IDG Contributor Network: Strategic partnership: A magic bullet for enterprise innovation

0 Posted by - 28th September 2019 - Technology

Consumer demand is becoming increasingly more complex, and businesses must scale while remaining nimble. But companies can’t “be everything” to their customers. In an effort to cover customer needs, enterprises employ creative innovation strategies, new product development, imaginative digital marketing and even costly qualitative acquisitions.

As the need to provide a greater array of services becomes more apparent, strategic partnerships have emerged as an opportunity to help enterprise businesses scale. Many organizations are experiencing remarkable, incidental innovation and growth by partnering with providers to meet their customers’ needs. Make sure your organization doesn’t get stuck on the sidelines!
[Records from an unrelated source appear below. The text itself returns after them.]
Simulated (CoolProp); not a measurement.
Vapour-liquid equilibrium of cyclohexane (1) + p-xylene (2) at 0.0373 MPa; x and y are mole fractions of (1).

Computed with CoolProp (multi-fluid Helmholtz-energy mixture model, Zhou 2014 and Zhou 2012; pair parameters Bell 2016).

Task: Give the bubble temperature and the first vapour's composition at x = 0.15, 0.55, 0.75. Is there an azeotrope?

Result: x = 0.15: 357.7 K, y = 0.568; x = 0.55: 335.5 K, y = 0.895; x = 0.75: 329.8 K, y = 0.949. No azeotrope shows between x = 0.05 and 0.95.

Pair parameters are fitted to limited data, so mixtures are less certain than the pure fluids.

A tale of two partner types

Different types of partners can serve your business customers in varying ways, thus producing a variety of possibilities and benefits. Two primary types have surfaced again and again as continual drivers of the trend.

1. Platform partners

Vetting, training, and certifying developers to gain and employ API-Ievel access is a high-reward move companies make to add functionality not previously available to their commercial customers.

For example, a multi-location restaurant may discover (within a partnership integration) an on-premise accounting solution that collects previously unsaved data from the point of sale. With the right integration, the commerce data, the date-and-time data, the payment data — and more — of every transaction can now be fed directly into an application that could generate both the monthly accounting and the regular tax filing.

If the food and beverage example represents a smaller-scale visual, then consider when that restaurant, candlemaker, tutor, merchant, courier, salon, or local service provider, for example, begins to grow. Their complex needs will likely work with your (also expanding) products for a time, and they may even be able to “engineer” simple integrations on their own. But the more complex their unique needs, the more help they’ll need.